The cover of Asylum Press' Eeek!, Volume 1, is the most exciting page in this largely vacuous collection of the first 4 issues of Jason Paulos' retro-stylized horror comic book series. Luckily, for those of us who grew up on the gaudy and gnarly visuals and storylines of 1950s, 1960s, and 1970s horror comics and magazines, this volume is neither a representative homage or attentive aping of those delightfully unsavory and sardonically witty nightmares delivered each month to the local drugstore and luncheonette: a blessing to every kid and a bane to every parent.

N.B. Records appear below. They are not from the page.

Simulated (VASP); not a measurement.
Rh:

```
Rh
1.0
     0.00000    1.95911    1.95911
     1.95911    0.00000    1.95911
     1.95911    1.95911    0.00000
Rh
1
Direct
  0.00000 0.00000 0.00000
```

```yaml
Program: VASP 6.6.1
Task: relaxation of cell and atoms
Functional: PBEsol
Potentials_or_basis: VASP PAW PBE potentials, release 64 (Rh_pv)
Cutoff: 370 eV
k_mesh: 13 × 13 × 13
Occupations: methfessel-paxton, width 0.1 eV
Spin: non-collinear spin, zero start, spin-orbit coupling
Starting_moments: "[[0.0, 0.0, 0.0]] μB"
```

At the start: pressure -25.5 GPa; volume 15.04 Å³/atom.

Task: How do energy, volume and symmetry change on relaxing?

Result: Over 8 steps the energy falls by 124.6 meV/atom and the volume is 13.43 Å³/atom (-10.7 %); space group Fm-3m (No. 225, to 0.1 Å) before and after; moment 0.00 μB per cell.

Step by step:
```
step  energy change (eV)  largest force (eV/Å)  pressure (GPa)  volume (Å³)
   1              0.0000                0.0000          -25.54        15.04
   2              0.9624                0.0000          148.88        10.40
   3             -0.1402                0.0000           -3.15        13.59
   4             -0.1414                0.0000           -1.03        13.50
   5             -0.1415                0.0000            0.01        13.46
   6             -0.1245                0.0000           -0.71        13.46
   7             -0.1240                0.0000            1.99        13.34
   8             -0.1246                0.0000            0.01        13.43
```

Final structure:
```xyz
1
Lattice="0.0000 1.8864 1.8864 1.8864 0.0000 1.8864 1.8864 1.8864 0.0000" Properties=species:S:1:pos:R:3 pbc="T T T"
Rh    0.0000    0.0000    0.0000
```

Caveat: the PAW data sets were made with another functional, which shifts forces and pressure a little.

Out of 16 stories drawn, and mostly written, by Jason Paulos, with additional scripting by Daren White and Bodine Amerikah, Just Desserts, Colour Me Evil, Head Trip, Thrill Killer, and Six Digit Disaster (Daren White), read as complete stories. What do I mean by a complete story? That's simple: it's a story with a beginning, middle, and ending that ties it all together, for the better or worse of its characters. Incomplete stories peter out like a dud firecracker that fizzles instead of blowing up, or muddles the flow of actions and reactions into a tangle, like sloppy editing in a movie creates confusion. This volume has too many duds with tangles.
The remaining tangled 11 stories are either too long, with a lackluster or incoherent payoff: Easy Prey; Witness to Evil; Deadline of Death; Like Mother, Like Son; Death Wears Hotpants; or too short and whimper to an ending hardly worth the effort: Stuffed; Lights, Camera, Murder!; What's Down In the Basement Horace Greeley? Typos here and there pour additional salt into this bleeding mess.
Paulos' artwork is clever and much better than his writing, although he seems to have a limited bag of panel tricks at his disposal to vary his style across stories. Just Desserts comes closest to that delicious sense of moldy candy and grisly surprise often found in retro-horror fare, both in story and especially how he handles its buildup, panel by panel. Head Trip provides an unsettling one for us as well as its main victim with its stylish acid trip funky bordering around scenes and its record-playing Music of Erich Zann dynamic. The Undertaker and Cryptoe: Death Can be Fatal is a zany romp of Bernie Wrightsonesque mayhem until the unimaginative punchline ending kills the fun.
In these types of stories, Paulos' male and female characters look similar, but he still manages to add enough characterization to faces and bodily motions to provide that off-kilter, sourly whimsical look of 1950s and 1970s horror. (Bernie Wrightson excels at it.)
Thirteen pages of Asylum adverts, an unnecessary gallery of hodgepodge art, and a welcome full-color set of Eeek! covers pad out the remaining pages. The numerous glowing promotional quotes on the back of the book fooled me into picking this one up without paging through it first. My first new year's resolution is to ignore them from now on. You should, too. There is a glimmer of wonderful here, but only a glimmer.
Of course, the people with their blurbs on the cover don't agree with me. Which is why, of course, they're on the cover. I wonder how many of them actually read the stories, though. Paulos' art is very good. The stories needed more work, something I find necessary in a lot of independent comics.
Posted by: zoc | January 03, 2011 at 08:19 PM
Good to know. I'd probably look at the cover and buy it without any further research. Another bullet dodged.